Dataset
The CTINEXUS dataset is a comprehensive collection of annotated Cyber Threat Intelligence (CTI) reports designed to evaluate end-to-end knowledge graph construction systems. Unlike existing benchmarks that focus solely on triplet extraction from outdated reports, this dataset encompasses the complete pipeline including cybersecurity triplet extraction, hierarchical entity alignment, and long-distance relation prediction.
Table of contents
Dataset Statistics
- 150 CTI reports published from May 2023 onwards
- Sourced from 10 cybersecurity organizations (approximately 15 reports per source)
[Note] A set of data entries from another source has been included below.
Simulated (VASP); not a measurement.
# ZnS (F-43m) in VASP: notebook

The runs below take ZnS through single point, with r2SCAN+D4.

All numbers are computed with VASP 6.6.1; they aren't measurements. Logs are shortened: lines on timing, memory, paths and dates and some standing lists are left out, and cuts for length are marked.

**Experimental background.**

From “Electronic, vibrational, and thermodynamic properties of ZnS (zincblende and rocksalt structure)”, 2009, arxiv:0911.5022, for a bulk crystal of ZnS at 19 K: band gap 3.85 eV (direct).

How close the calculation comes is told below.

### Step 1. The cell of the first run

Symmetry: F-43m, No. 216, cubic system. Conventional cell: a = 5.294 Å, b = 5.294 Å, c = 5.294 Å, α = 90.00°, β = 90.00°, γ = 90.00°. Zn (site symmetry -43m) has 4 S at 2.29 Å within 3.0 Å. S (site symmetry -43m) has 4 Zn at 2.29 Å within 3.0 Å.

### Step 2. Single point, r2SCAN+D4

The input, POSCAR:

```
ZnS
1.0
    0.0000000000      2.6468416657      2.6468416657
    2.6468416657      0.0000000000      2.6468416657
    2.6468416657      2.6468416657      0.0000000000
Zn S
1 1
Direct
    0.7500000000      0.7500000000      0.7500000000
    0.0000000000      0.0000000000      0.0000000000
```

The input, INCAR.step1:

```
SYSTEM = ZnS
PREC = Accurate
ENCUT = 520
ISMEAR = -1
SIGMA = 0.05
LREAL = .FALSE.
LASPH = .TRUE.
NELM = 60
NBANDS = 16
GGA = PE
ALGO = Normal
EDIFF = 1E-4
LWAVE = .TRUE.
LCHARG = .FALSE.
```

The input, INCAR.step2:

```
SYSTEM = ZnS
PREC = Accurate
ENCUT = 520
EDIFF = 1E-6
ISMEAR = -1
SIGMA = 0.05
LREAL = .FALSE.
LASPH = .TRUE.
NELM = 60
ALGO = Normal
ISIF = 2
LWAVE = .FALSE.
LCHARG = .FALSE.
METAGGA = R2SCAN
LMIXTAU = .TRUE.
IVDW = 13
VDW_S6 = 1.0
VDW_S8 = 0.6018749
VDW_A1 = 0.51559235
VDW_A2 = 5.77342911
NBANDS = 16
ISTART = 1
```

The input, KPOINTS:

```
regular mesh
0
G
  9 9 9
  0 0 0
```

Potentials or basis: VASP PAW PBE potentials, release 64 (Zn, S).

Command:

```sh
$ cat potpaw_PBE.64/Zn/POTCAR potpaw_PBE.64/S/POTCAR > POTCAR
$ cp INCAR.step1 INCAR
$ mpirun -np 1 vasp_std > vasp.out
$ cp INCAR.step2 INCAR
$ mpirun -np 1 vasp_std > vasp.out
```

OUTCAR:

- Publishers include Trend Micro, Symantec, The Hacker News, and others
- Contains 4,292 mentions, 2,528 entities, and 2,503 relations
Source Distribution
Reports were collected from reputable cybersecurity sources to ensure diversity and quality of threat intelligence:
Source | Number of Reports |
---|---|
Trend Micro | 15 |
Symantec | 15 |
The Hacker News | 15 |
AVERTIUM | 15 |
Bleeping Computer | 15 |
Dark Reading | 15 |
Google TAG | 15 |
Microsoft | 15 |
Security Week | 15 |
Threat Post | 15 |
Dataset Format
The dataset follows a JSON structure that captures the progressive enrichment of CTI information:
{
"CTI": {
"text": "Original report content...",
"source": "Publisher name"
},
"IE": {
"triplets": [
{"subject": "Entity1", "predicate": "relation", "object": "Entity2"},
...
]
},
"EA": {
"aligned_triplets": [
{
"subject": {"mention_id": 0, "mention_text": "Entity1", "entity_id": 1, ...},
"predicate": "relation",
"object": {"mention_id": 1, "mention_text": "Entity2", "entity_id": 2, ...}
},
...
]
},
"LP": {
"predicted_links": [
{"subject": {...}, "relation": "implicit_relation", "object": {...}},
...
]
}
}
Features
This dataset enables researchers and practitioners to:
- Evaluate end-to-end Cyber Security Knowledge Graph (CSKG) construction systems 🚀
- Benchmark performance on modern threat intelligence (post-May 2023) 🚀
- Test capabilities across multiple KG construction tasks rather than just triplet extraction 🚀
- Develop more robust CTI analysis tools leveraging knowledge graph approaches 🚀